By Peter Armaly
Let’s get it out there right away. Self-serve is an effective, cost-saving strategy for software vendors. While some critics see the move to self-serve as a cynical attempt to offload costs (time, expense) to customers. But there’s also a huge benefit to customers – if done correctly. Self-serve can allow customers to access training and get answers when they need it.
There’s a precedent for this. For example, think back to the 1970s and 1980s when corporations offloaded all the clerical work formerly performed by legions of administrative personnel onto the workloads of pretty much everyone left after the cuts. It was essentially self-serve enabled by advances in technology. And while workers reacted negatively to losing secretarial assistance for report generation and letter-writing, the adoption of new office productivity technologies that accelerated in the ensuing years validated the decision to expect employees to assume more responsibility. It took time but eventually, we all became expert email and excel users.

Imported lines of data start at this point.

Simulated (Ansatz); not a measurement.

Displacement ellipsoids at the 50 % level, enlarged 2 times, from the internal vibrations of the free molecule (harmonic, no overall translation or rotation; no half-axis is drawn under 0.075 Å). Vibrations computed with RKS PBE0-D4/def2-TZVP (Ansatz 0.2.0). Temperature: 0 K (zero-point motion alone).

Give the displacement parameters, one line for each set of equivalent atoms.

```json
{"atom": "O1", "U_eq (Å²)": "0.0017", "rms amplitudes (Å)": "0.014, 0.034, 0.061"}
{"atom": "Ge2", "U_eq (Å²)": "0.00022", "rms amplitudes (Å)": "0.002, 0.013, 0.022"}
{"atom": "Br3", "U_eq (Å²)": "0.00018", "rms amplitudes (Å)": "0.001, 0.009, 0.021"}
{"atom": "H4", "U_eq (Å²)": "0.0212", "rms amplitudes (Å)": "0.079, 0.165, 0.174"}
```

Similarly, the mathematical cost calculation for providing a self-serve portal to customers is so clear it’s exhausting to imagine disputing the strategy. The industry has moved definitively in that direction. And in case it isn’t obvious, Technology Services Industry Association (TSIA) in its recent Technology Services Heatmap produced a table showing the adoption of 42 technologies employed in the post-sales world of enterprise software. Self-serve is one of only four technologies deployed in more than 75% of enterprise companies.
Peak self-serve? Perhaps but don’t be fooled into thinking the bargain is all in favor of companies. Customers enjoy significant benefits too, as highlighted in this article in the Harvard Business Review. It offers them convenience and speed and in this age of choice those attributes can help address imbalances presented by the eternal yin and yang of SaaS, retention, and churn. Both customers and vendors benefit from self-serve because it places the concept of customer value front and center. Vendors commit to providing what customers need and customers commit to doing many things for themselves as long as they continue to receive, through the portal, what they need.
Upon deeper consideration, this matter of evaluating self-serve through the lens of customer value is actually the more important factor of the self-serve equation and smart companies recognize this. They recognize that they need to invest in a comprehensive strategy that forces them to carefully tend to their side of the equation. If they hope to maintain the ROI of the technology, links will need to always work, documentation will need to be current, relevant, and acutely accurate, and interactive features will need to be, well, interactive. Furthermore, smart companies are using self-serve to better understand their customers through the ability to measure engagement and interaction and, in return, they use the knowledge gained to turn around and more personally nurture their relationships with customers.
Self-serve is a critical, and modern, customer-enabling strategy and it constitutes a major plank in the platform of our new service model announced on May 7.
In the end, smart companies know that the question of helping customers achieve their expected business outcomes isn’t really about what those customers want. Smart companies know the more relevant question revolves around what customers need and to answer that, self-serve removes a lot of the guesswork by opening a window and letting the customers in.